Two days before Christmas that year, Ellen married Solon Bancroft, whose first name was that of an ancient Greek statesman and lawmaker, so that was more than appropriate given that he became a lawyer and judge, as well as a member of the Massachusetts state legislature in the 1890s. One can imagine that Solon and William Temple had many interesting conversations during the time that the latter was at Harvard Law School, where Bancroft (a graduate of Dartmouth College) studied in 1866 before joining the bar and entering into a practice in Boston.

Los Angeles Star, 15 April 1877. Note that F.P.F. Temple’s estate had the highest tax burden of any individual one in the region, while that of the late William Workman was 8th highest.

The Bancrofts had two children, daughter Edith (1870-1949) and Edward (1874-1952,) the former long working as a teacher (an occupation her father briefly held in teaching high school Latin before entering his law career) and the latter following his father into law after received his Harvard Law School degree in 1898. So, Ellen was an accomplished singer and musician, pioneer woman school board member and mother of two when she wrote to her cousin Francis.
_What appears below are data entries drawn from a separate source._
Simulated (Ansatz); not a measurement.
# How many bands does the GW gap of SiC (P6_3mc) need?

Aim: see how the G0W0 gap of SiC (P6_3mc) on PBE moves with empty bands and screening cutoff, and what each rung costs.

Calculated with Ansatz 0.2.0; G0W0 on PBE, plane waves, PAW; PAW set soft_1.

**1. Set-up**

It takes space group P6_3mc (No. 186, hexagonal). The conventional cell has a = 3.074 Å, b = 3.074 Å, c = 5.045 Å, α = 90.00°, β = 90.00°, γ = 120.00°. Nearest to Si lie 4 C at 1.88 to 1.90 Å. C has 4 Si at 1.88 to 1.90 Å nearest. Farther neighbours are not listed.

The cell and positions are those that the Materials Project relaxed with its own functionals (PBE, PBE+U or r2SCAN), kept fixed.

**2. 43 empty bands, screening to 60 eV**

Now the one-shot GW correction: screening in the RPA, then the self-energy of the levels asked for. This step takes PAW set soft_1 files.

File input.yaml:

She began by informing him that “very many times within the last months, my thoughts have wandered California-ward, and as many times I have said ‘I will write to Frank’ or ‘I will write to John.'” Ellen continued that the problem was that “how rapidly old Time moves on and when the hands are busy, the impulses of head and heart cannot always be regarded and so you have been seemingly neglected.  But I assure you, we have not forgotten you.” It was when cousin Thornton Sanborn made his “sudden arrival” home that it “put a new ‘spin on my heel,’ and yesterday, I spent the afternoon with Aunt Clarinda, and I said again, “I will write,” so here is the beginning.”

Express, 27 April 1877.

Clarinda Temple Sanborn was sister of F.P.F. and Abraham and her son Thornton, likely because of health reasons (lung trouble plagued many of the Temples as it did so many Americans), migrated to southern California in the mid-1850s to work for F.P.F. at the Rancho La Merced as well as at Springfield, in the gold fields of Tuolumne County, where his uncle had extensive interests with cattle grazing lands, butcher shops and others. When the bank failure happened after some two decades, however, Thornton Sanborn had to return to Massachusetts.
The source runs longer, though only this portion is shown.